Practically all the discussion on the relative merits of a centralised monopolistic banking system and a system of competitive banks all possessing equal rights to trade, took place in a period of some forty to fifty years in the nineteenth century, since when it has never been reopened. In that period, however, the subject was one of the most keenly debated of its time. This is especially true of France, and indeed the period of about twenty years during which French thinkers occupied themselves with this problem is perhaps the most productive of any in French economic literature, both from the point of view of Output and from the standpoint of its quality in comparison with that of other countries in the same years.
In the twentieth century most countries have finally decided in favour of a central banking system, but in the nineteenth century (at least up to 1875), again, most especially on the Continent and in the United States—in England the system as it stood after the passage of the Bank Act of 1844 was not seriously challenged after that date—it was still a matter of dispute as to what sort of form the banking system should take. It is notable that when
laisser-faire theories and politics were at their height so far as other industries were concerned, banking was already regarded as in another category. Even the most doctrinaire free-traders, with the possible exception of Courcelle-Seneuil in France, were unwilling to apply their principles to the business of banking. It was widely contended that banking must be the subject of some special regulations, although what precise form these regulations should take remained an open question for several decades.
Very little attention has been paid in modern economic literature to the consideration of the rationale of the particular system of banking that we have succeeded in evolving, in the light of the progress that has been made in economic science since the time when the problem was in the forefront of discussion.
*3 The actual discussion which did take place is, moreover, one of the controversies among our forefathers with which this generation, more especially in England, is surprisingly unfamiliar. Neither do we find that the authorities responsible for introducing central banks into countries previously without them have any clear idea of the benefits to be obtained therefrom.
It is the purpose of this essay to investigate the motives that have in the past led to the establishment of central banks and to discover the theoretical foundations underlying such motives. An examination of the reasons for the eventual decision in favour of a central banking as opposed to a free banking system reveals in most countries a combination of political motives and historical accident which played a much more important part than any well-considered economic principle.
The exact significance to be attached to the terms “free banking” and “central banking” will become clear in the course of the argument, but for the present we shall summarise the problem in the following questions: Is it preferable that the note issue should be in the hands of one single bank, or at any rate a definitely limited number of banks specially authorised to undertake it, and among which one bank holds a position of sufficient predominance over the rest as to be able to exercise some control over them,
or is it preferable that there should be as many banks of issue as find it profitable to enter the note-issuing business? Further, if this latter alternative is affirmed and plurality is allowed, is it necessary to impose special requirements, such as a prior lien on assets or the deposit of bonds, to protect note-holders from the consequences of bank failures? Secondly, even if the issue of notes is restricted to a single bank, should there not be freedom for the foundation of banks of deposit exercising no rights of issue? The question may be put still more generally: Is it necessary in the interests of sound banking and a stable currency to impose special restrictions, other than those imposed on all business corporations under the company law, firstly, on banks issuing notes, and, secondly, even providing the answer to this is in the affirmative, on banks of deposit which issue no notes?

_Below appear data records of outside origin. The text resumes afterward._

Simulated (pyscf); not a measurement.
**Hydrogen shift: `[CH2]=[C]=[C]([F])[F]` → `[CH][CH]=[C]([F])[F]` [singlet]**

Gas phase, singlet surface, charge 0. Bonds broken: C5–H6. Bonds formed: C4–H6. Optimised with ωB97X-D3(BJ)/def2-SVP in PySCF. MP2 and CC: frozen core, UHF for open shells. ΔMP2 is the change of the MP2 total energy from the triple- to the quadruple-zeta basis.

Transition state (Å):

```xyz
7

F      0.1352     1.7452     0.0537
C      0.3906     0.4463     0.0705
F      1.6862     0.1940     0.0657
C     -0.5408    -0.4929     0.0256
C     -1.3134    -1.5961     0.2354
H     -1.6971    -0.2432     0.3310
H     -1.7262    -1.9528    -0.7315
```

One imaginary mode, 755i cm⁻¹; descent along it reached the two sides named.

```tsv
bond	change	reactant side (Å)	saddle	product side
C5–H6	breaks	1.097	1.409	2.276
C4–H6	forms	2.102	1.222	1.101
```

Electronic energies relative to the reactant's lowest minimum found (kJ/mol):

This was the historical approach to the question as it presented itself to the writers of last century. The place of primary importance was given to the first problem of the note issue, and it is to this that we shall devote most attention. Our plan will be first to sketch the decisive events, relevant to our main topic, in the history of banking and credit in the leading countries, and then to examine the arguments of both sides in the theoretical controversy.
So far as English banking is concerned, the broad outlines were quite clearly drawn at a comparatively early date, and the system, once established, was never very seriously threatened. Scotland is of particular interest, because the Scotch system was quoted by practically every member of the free-banking school as the conclusive example of the remarkably successful functioning of the system they advocated. The United States of America were likewise cited by the protagonists of the central banking school as the clearest
disproof of the practicability of any such system. France was rather later than England in finally and irrevocably adopting a centralised banking system. Germany went through a series of moves and countermoves before at last deciding in favour of the same plan in 1875, but here it rather distorts the discussion to consider Germany as a whole, and it is more appropriate to consider the separate States, since Germany did not form a unit till 1871. The theoretical discussion of the subject was practically closed by 1875, by which time the question of the standard had come to assume a far greater importance, but in America several points of interest were raised some years later in the debates preliminary to the establishment of the Federal Reserve System.
In our study of the chronological development of the banking systems of England, Scotland, France, the United States and Germany, our main emphasis will be concentrated on those facts, firstly, which mark the choice at various stages between monopoly and Competition, and, secondly, which refer to other aspects of Government management and interference in banking in general.
The chief interest of any theoretical treatment of the place of the banking system in the general economy lies in the part it may be assumed to play in the causation of the phenomena of booms and depressions. We shall have occasion to consider some of the theories of trade cycle causation evolved by the disputants in the Free Banking
versus Central Banking controversy. Both sides produced evidence to show that financial and industrial crises were not the fault of the particular system they advocated. The most satisfactory theory yet offered in explanation of booms and depressions, however, is one which at that time was undeveloped and which finds the perpetually disequilibrating force in monetary disturbances expressing themselves in a divergence between the “natural” and market rates of interest and between voluntary savings and real investment. This divergence is in some way connected with bank policy, and the question then arises: How can banks continually act as disequilibrating forces? It might be supposed that if banks made mistakes as a result of which they sooner or later found themselves in difficulties, they would in future act differently on the basis of their revised estimates of their opportunities. Such we should expect to be the consequences, provided the banks had to submit to the full effects of their acts. One of the questions which must be put is whether this responsibility condition is not too often shelved by certain features of the particular system of banking organisation which has been favoured by the modern world. While recognising that the maladjustments may be due, not to the specific form of the banking system, but rather to at present unresolved technical difficulties, common to any system, in maintaining equilibrium between savings and investment, or in stabilising the effective quantity of circulating media, it seems not improbable that the tendencies to misdirection are magnified by the form of the system, in particular that part of it which entrusts the determination of the volume of credit to a single authority, between which and the Government there exist reciprocal incentives to paternalism. It is not unlikely that the bolstering up of banking systems by their Governments is a factor which makes for instability.